Mark Dery, what is your investment in attempting to condemn and 
silence experimental writing and theoretical discourse on nettime? 
We all have our 'd' keys, as well as access to email filters if we 
truly wish to remain untroubled by writing that bores, annoys, or 
offends us.  Who, truly, reads all of the messages posted to nettime 
or, for that matter, any other email list? What is the advantage in 
being prescriptive?

Safire's insistence on the superiority of his language over others' 
language because of its conformity to "acceptable standards" of 
"correct speech" is inextricably tied to his political conservatism. 
It's a useful rhetorical ploy -- ridicule an opponent's grammar and 
sidestep the content of her or his critique. Standardization of 
speech is inherently political, as any history of the development of 
official grammars will reveal. (Dale Spender's work on this is 
particularly interesting.)

The exploration of new concepts requires a period of initially fuzzy 
or "ectoplasmic" language until understanding of the concepts 
solidify (and hence, in Barthes terms, become dull and nauseating) 
and definitions are arrived at by consensus or imposition. These 
explorations require more, rather than less, intellectual work since 
definitions do not rest conveniently in hand but have to be arrived 
at over time. At this level of discourse words and phrases often act 
as simple placeholders for terms that are still evolving towards more 
specific and accurate descriptors. Running around and demanding 
clarity at all stages of discussion is counter-productive.

>Trying to pin down your meaning, here, is like trying
>to hit a blob of mercury with a nail gun.

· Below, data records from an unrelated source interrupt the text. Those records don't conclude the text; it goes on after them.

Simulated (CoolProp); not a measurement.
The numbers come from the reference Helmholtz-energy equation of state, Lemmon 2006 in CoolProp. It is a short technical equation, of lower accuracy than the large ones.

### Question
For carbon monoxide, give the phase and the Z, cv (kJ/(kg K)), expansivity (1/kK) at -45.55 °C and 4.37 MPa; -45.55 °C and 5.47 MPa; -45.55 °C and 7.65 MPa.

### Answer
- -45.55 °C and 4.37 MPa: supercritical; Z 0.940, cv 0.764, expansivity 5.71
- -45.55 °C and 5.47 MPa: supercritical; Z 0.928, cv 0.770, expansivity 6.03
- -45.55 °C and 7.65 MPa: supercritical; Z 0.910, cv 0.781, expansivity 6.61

A nail gun is hardly the tool one should choose to capture mercury. 
You'd be far more successful scooping it into a bottle with a thin 
piece of cardboard. Your choice of metaphors is illustrative of the 
problem with your argument for clarity.  If all you've got is the 
nail gun you will be endlessly frustrated by the fragmentation of the 
mercury into pieces that are smaller and smaller and less easy even 
to hit with a nail.  The same goes for demanding clarity and 
simplicity in experimentations with new concepts and language.